At times, Barack Obama's speech last night felt like a State of the Union address—a lengthy recitation of issues, one after another, during which you could imagine pundits writing "Booooring!" in their notes, and then you'd find out the next day that the public loved it. But the limitations of the speech demonstrated the difficulty Obama has as an incumbent. The expectations are high any time he gives a major speech, but last night's was a reminder that a large part of what made Obama such an effective orator in 2008 was particular to the role of challenger, and something that simply can't be duplicated now.
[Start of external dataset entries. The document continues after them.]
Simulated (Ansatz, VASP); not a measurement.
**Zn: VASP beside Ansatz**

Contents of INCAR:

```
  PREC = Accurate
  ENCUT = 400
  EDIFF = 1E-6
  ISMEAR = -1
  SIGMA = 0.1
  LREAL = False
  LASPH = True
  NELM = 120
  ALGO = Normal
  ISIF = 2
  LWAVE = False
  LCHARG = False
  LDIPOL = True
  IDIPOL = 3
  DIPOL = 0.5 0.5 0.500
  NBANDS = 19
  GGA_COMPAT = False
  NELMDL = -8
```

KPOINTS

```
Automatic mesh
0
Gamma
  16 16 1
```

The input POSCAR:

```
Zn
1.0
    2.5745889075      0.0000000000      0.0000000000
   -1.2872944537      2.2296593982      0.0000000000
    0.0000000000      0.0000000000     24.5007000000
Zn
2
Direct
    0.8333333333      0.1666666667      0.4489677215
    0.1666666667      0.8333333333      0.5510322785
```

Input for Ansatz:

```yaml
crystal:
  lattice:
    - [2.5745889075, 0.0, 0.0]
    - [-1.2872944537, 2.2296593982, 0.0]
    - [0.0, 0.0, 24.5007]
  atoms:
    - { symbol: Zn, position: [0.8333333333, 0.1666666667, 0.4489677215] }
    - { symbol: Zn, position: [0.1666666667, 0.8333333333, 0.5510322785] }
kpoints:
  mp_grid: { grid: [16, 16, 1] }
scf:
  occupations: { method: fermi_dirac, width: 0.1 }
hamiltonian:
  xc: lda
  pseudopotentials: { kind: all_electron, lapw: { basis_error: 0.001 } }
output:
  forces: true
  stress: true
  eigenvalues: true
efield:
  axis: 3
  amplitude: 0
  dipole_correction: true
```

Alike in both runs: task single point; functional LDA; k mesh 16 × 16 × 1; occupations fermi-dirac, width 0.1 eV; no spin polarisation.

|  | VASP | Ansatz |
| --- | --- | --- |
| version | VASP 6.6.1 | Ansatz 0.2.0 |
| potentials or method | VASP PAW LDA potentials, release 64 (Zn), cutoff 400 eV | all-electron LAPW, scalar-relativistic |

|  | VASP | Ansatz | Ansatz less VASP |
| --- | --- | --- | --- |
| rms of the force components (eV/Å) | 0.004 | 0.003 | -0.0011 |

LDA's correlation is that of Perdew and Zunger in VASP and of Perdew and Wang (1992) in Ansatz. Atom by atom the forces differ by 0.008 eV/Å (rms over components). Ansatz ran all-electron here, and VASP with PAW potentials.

To put last night in context, we have to go back to 2008. In the last election, Obama's speeches had not just a second-person perspective but an active second-person perspective, talking not only about who you are but what you are doing. This was absolutely critical to giving his campaign that feeling of history in the making, and history as something participatory. It tapped into a deep yearning among all Americans but particularly among liberals. Here's something I wrote about it at the time:
What's so compelling about Obama's best speeches is that they make you feel as though you are actually a part of history. Older generations didn't doubt that they were: they or their loved ones fought in wars, they suffered through the Depression, and they generally felt as though the momentous events of their time were things everyone experienced together. The last generation to feel this way -- the baby boomers -- may not all have gone to Vietnam, but those who grew their hair long or listened to a Hendrix album can look back and say they were participants in the country's transformative era. (This may explain why boomers are so relentlessly nostalgic: Their own coming of age, a time we are all likely to look back on as particularly meaningful, came at a tumultuous and weighty moment for the nation.)
But if you were born in the '60s, '70s, or '80s, history probably isn't something you participated in, it's something you watched on television. You watched America's all-volunteer military invade a succession of small countries (Grenada, Panama, Kuwait, Kosovo, Afghanistan, Iraq...) but never worried about you or your brother going to fight, unless it were by choice. The most significant event of the second half of the 20th century -- the breakup of the Soviet Empire -- happened on television, too. When a world-changing event took place on American soil, most of us watched it on the tube. And what did the people who were actually in lower Manhattan on September 11 say? Over and over, they told journalists, "It was like something out of a movie." They could only relate it to their experience as spectators.
Again and again, Obama tells people that they are more than just spectators.
Let's take a look at a brief portion of what may have been the best speech Obama gave that year, on the night of the Iowa caucus. In it, he referred to "you" doing things over 20 times:
Particularly if you happened to be in Iowa, but even elsewhere, Obama could plausibly say that "you" participated in that momentous event, and that you will participate in its ultimate fruition on election day in November. Even if you weren't out knocking on doors for the campaign, maybe you gave him twenty bucks, or put a bumper sticker on your car, or posted on Facebook that you were a supporter, or had a conversation with your uncle about why you liked Obama. And at a minimum, you knew you were going to participate by voting. But now it's four years later, and what have you been doing?
The answer is, probably nothing. You've watched in various states of hope, worry, relief, disappointment and disgust as the grind of governing wore on. Even if you've been engaging in some form of political action, it's seldom as romantic as a campaign and the questions are as prosaic as "How can we get Ben Nelson to vote for cloture on this bill?", so it winds up feeling like a distant game in which you aren't much of a player. In other words, chances are you've reverted to being mostly a spectator.
Which brings us to last night, and how Obama tried to convince people that they're still participants. Let's look at this passage, where Obama once again focused on "you":
When Obama says "you did that," what is it that you did? You elected him four years ago, and the result was a lot of good. And that's true. But it's miles away from saying that you actually did the things are so meaningful—passing health care reform, changing deportation policy, ending the war in Iraq. What it means is that you elected him, and he did those things while you watched. He can say "you did that," but for most people it won't really feel true.
This isn't a condemnation. There were parts of the speech that I thought were great. In particular, the section about citizenship was terrific—it's something that's seldom talked about, and it makes a necessary contrast with the Republican perspective that seems to say that nobody has any obligations to anyone else or to the country. But when you're a challenger, the election itself—the thing people can most actively participate in—feels like the whole point, the vehicle of our national deliverance. When you're an incumbent, on the other hand, you can't escape the understanding that the election just gives the opportunity for more hard, unpleasant work to begin, and it's that work that comes after election day that really matters. Which means you know that for the really important stuff, you'll become largely a spectator once again.